Schouten had watched children on the playground struggle with making friends, and now uses Barkely to help them make friends.
“It has been wonderful watching him help children bridge social gaps and have an unconditional friend to go to on the playground,” she said.
It was also her children that inspired her to turn a hobby into a career, becoming a portrait photographer.
Schouten said when Jesse was a senior, she took his senior pictures, and all his friends wanted her to take theirs, too.
“That’s how it all began. I photographed many of them and loved doing it,” she said.
Soon she was being asked to shoot weddings, dances and more, and decided to make it a business.
In 2000, Schouten gave birth to a new baby, Sherrie Schouten Photography.
For Schouten, it has helped fill the “empty nest” void in her life, although she is in near constant contact with her children.
Jesse works as a tennis pro in Mill Creek, and has a wife, Janine and a daughter, Gracie, with a son on the way.
Jennifer is in her last semester of law school at the University of Idaho.
Mother’s footsteps
Katie lives in Portland with her husband, Jeff Terrill, and works as a talent coordinator for a sports modeling agency.
Katie has followed in her mother’s footsteps, starting her own photography business.
She got her start helping her mother on wedding photo shoots in the summer while she was in high school, and on her Web site talks about what her mother contributed to the “big day.”
“I was always amazed at what a large part she got to play in someone’s most important day of their lives,” she said.
“She always treated it as just that, an honor. Everything from greeting the bride and complimenting her up-do, to congratulating the parents of the bride and asking the groom about his nerves.
“What she didn’t realize is that she was helping set the tone for the day. Never pushy or invasive, but polite and complimentary from start to finish, there to work, but you’d never know it, because she was truly enjoying herself.”
Life after children
Schouten’s photography business helped her pay for her children’s college educations.
“I wanted to be able to provide that for them,” she said.
For the woman who had devoted her life to her children, having them leave, inevitable as it was, was difficult for her.
“It was the hardest when the first one, Jesse, left. The family dynamics changed,” she said.
By the time Jennifer graduated from high school, Schouten was immersed in her photography business.
She shot 160 senior pictures that year, in addition to dances and other events.
It kept her from thinking about the last of her children leaving home.

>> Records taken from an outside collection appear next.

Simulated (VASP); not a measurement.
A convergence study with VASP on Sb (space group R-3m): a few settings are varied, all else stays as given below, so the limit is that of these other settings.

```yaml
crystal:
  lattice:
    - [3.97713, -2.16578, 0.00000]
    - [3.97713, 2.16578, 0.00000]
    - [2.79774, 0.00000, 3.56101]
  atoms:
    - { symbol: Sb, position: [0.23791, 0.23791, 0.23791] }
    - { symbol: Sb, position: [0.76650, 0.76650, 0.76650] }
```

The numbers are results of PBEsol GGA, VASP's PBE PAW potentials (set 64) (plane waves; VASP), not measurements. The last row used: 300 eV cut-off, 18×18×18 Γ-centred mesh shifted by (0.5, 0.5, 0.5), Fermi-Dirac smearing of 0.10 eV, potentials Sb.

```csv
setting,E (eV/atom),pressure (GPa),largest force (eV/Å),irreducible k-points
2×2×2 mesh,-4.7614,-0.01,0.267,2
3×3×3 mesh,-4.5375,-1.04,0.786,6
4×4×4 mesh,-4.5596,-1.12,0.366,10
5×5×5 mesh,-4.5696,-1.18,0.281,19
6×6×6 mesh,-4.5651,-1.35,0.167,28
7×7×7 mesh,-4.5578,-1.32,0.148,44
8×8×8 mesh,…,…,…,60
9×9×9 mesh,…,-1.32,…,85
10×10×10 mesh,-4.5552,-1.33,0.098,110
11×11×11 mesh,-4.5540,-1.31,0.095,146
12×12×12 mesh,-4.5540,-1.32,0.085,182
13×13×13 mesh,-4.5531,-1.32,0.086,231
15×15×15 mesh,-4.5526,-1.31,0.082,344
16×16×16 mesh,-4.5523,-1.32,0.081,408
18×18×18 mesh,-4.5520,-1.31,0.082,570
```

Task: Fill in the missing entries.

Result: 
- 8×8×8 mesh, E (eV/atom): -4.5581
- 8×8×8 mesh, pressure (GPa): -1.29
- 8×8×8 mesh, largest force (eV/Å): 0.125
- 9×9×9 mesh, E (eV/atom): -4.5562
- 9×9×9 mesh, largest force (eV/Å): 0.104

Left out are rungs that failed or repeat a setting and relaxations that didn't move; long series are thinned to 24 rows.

“It consumed all my extra time,” she said. “The photography really gave me a focus.”
Body, bond building
She also turned to body building, and for four years worked on honing her already girlish figure.
And, she found more time for her husband.
“It’s been really fun with him for the last two years,” she said. “He helps with the photography, and I give input into his building designs.”
What some families would consider to be an annual reunion is just another weekend for the Schoutens.
Family vacations
The couple rarely take vacations without including at least one of their children, she said.
“Most of our weekends are spent seeing one or more of them.”
Schouten is immersed in senior photos and shooting sports teams this time of year but finds time to reflect on her life.
At 50, she said she’s never felt happier.
“In my life, I aim for the perfect balance –family, friends, exercise, my business, my work at school, pleasures like tennis and going to garage sales,” she said.
“I am so grateful that I have such a busy fulfilling life and above all, good health to keep me going 100 mph.”
While she hardly looks the part, Schouten said she is thrilled to be a grandmother.
“Having grandchildren has been the most amazing thing,” she said. “It’s been an unbelievable joy.”